June 7, 2007 – A bill that would allow terrorism suspects access to federal courts to challenge their imprisonment at Guantanamo Bay, Cuba, was approved by the Senate Judiciary Committee on Thursday.
The committee, on an 11-8 vote, advanced a bill that would allow those prisoners, as well as millions of legal non-citizens inside the United States, to protest detentions through a writ of habeas corpus.
All of the committee’s Democrats and Pennsylvania Sen. Arlen Specter, the committee’s top Republican, voted for the legislation. The rest of the GOP senators voted against it.

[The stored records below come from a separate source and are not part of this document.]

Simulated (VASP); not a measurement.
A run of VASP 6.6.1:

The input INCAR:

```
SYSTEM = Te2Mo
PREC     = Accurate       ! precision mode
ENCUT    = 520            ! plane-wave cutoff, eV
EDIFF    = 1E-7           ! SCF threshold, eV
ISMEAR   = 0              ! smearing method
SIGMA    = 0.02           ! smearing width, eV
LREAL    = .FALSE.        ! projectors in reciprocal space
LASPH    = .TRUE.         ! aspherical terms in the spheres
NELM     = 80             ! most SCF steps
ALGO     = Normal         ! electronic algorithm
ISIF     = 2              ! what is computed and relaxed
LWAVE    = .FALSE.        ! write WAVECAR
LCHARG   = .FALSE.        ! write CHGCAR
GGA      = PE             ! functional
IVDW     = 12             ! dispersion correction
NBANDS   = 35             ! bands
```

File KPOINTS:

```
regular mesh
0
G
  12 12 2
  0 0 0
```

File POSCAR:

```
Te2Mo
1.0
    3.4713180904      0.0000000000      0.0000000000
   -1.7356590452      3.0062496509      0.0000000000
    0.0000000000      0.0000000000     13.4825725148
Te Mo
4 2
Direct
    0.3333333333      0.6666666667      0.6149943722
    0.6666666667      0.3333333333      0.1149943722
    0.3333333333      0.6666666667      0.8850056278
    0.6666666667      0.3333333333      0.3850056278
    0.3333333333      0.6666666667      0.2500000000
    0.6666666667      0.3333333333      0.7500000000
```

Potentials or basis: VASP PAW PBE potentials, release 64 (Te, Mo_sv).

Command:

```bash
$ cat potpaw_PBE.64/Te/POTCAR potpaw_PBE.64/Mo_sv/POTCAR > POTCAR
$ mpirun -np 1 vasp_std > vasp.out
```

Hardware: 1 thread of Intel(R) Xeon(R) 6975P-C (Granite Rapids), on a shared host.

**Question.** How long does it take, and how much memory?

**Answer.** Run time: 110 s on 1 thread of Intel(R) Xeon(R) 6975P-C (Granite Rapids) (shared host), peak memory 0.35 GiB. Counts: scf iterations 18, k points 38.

Congress, while under GOP control last year, stripped federal courts of jurisdiction over Guantanamo cases. As a result, detainees only had recourse to challenge their imprisonment through special military tribunals that omitted rights common in civil courts.
Administration officials and most Republicans say they do not think dangerous terror suspects should have access to federal courts or other rights granted to U.S. citizens under the Constitution.
But Democrats and Specter say a person’s right to file a special legal petition to protest detention, known as a writ of habeas corpus, is considered a fundamental right in civilized society. Eliminating that right would undermine the nation’s reputation abroad, they said.
The bill passed without debate.
”The great history of our nation is built on having judicial review, on having openness, and we should not out of fear or indifference or whatever turn our back on that great history,” said Judiciary Chairman Patrick Leahy, D-Vt.
The legislation is expected to be offered later this month as an amendment to the Senate’s $649 billion defense authorization bill for 2008. The defense policy bill already includes several provisions aimed at expanding the legal protections of detainees.
”Whatever long term counterterrorism strategy America pursues will be undermined if we fail to adhere to our longstanding American values,” said Sen. Russ Feingold, D-Wis.